So in Jan of 2020 I contributed the max to my Roth IRA as always, but come to find out this spring, I was not eligible due to my income. So a month ago, I called vanguard, had the money, plus earnings removed and put into a IRA (I believe this is a recharacterization). Then I took only the 6000 and converted that back into a Roth. I think I did all that right, but now turbotax is really confusing me.
I know I need to pay taxes on the $900 or so in earnings, but it seems to take $800 off my refund, could that really be right? Do I click yes to the recharacterization question even though I did it before the tax deadline? I followed the steps for the backdoor, but because this happened in 2021, my 1099-R is not correct, does this have something to do with it? Will it get sorted on next year's taxes? I will call Vanguard tomorrow, but with it being tax day I don't know how long it will take to get through. Thanks.

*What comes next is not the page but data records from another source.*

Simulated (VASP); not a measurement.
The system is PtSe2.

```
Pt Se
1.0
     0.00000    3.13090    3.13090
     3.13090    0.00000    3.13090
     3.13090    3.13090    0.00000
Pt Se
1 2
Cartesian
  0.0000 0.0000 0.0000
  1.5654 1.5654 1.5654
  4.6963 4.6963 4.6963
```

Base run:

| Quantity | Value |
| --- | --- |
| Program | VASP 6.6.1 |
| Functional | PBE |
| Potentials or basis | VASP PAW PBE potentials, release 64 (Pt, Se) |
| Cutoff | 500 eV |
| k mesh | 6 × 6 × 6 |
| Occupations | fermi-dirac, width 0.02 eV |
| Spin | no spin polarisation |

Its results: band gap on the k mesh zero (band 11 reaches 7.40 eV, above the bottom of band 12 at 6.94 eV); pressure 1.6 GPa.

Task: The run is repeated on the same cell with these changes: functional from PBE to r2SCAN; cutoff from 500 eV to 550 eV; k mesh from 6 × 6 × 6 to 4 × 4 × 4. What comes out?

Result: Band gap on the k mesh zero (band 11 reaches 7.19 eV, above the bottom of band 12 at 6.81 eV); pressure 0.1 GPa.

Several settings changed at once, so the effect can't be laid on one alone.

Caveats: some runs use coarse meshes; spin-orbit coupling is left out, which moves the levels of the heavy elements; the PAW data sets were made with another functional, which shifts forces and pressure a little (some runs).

Post by sicilygirl on May 17, 2021 15:15:21 GMT -5
You will pay tax on the earnings from your original Roth IRA contribution on next year's tax return (since the distribution from the account happened in 2021). On the 2020 tax return, there should be no tax effect of any of these transactions. You should have a Form 8606 included in your return that shows a $6,000 nondeductible traditional IRA was made in 2020, and that's it. On the 2021 return, you will then show that a $6,000 backdoor Roth contribution was made on that same form. Assuming you do not have any other pre-tax money in IRAs, there should not be any taxable effect of that transaction either.